Netflix confirms that they will be piloting a new, cost-effective subscription plan available exclusively for mobile devices. Part of the streaming giant's continued major share of the streaming video market can be attributed to its initiative to adapt not only to smartphones and tablets, but also to emerging video technologies, like Chromecast, Roku, and FireTV. This move demonstrates another proactive attempt to optimize the preferred viewing experience of the subscriber.
Founded in 1997, the U.S.-based company started as a mail-order video rental service, competing with big names like Blockbuster. Netflix entered the video streaming market by making its licenced content accessible to viewers at an affordable monthly rate. Today in the U.S., accounts, which were once easily shareable, are available as one ($7.99), two ($10.99), or four ($13.99) viewer profiles per account. Their exponential growth is largely attributed to their investment in successful original content like House of Cards, Orange Is The New Black, and the Marvel TV Universe. Despite competitors like Hulu and Amazon Prime achieving their own wins, and long-time partner Disney's decision to invest in their own streaming service, Netflix has fastidiously been one step ahead when it comes to anticipating viewership trends in a still-rapidly shifting content consumption landscape. Now they may have pinpointed the next turning point.
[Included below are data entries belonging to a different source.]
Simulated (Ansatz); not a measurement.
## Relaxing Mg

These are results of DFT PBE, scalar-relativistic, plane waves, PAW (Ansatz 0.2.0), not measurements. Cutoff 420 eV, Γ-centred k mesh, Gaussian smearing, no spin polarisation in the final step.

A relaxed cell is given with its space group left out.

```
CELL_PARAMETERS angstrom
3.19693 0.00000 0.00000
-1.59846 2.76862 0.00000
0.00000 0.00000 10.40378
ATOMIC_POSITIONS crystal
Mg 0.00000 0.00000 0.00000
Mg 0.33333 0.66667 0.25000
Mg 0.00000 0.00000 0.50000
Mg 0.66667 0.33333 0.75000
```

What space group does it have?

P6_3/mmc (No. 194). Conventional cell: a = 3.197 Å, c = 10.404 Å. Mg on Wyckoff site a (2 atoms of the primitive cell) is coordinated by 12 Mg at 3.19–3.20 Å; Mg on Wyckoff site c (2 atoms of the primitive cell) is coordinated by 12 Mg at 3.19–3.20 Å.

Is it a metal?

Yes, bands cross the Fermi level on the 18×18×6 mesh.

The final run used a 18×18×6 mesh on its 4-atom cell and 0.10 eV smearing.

Netflix confirms that they will be a testing a mobile-only subscription retailed at $4.00 per month. So far, only India and Malaysia are confirmed to be test markets for the project, which will, at least initially, focus on Asian markets, due to the significantly higher rates of smart device video consumption. According to Variety, a quarterly third-party study revealed that nearly 74 percent of total video plays were on mobile devices in the Asia-Pacific region, vs. roughly 55 percent in North America and Europe. A Netflix spokesperson commented to Variety:
“We are always looking for ways to make Netflix more enjoyable and more accessible to people all over the world. In this case, we are testing to understand consumer interest in a mobile-only plan in some countries.”
For Netflix, the project coincides with a focus on Asian market penetration by increasing content creation. In India, Netflix's subscriber base is reportedly five million, compared to Amazon's 11 million. They've ordered 17 new originals to be developed in Japan, India, Thailand, and Taiwan, following the success of both their live-action and animated shows like Good Morning Call and Devilman Crybaby.
Whether or not the project would be viable for North American viewers is up for debate. Some studies have shown that mobile streaming is much higher among millennials, not only for Netflix, but also services like YouTube and Spotify. Netflix's mobile capabilities also enable the user to download and watch content offline, which has helped proliferate a trend of watching more content out of the home. While Netflix reportedly disparaged its association with binge-watching, they're also clearly taking measures to create more to watch by doubling their original content creation quota, and bringing on television's creative titans like Shonda Rhimes, Ryan Murphy and Marti Noxon. The next year will therefore likely better answer some long-standing questions about what some content consumption trends will look like in the next decade.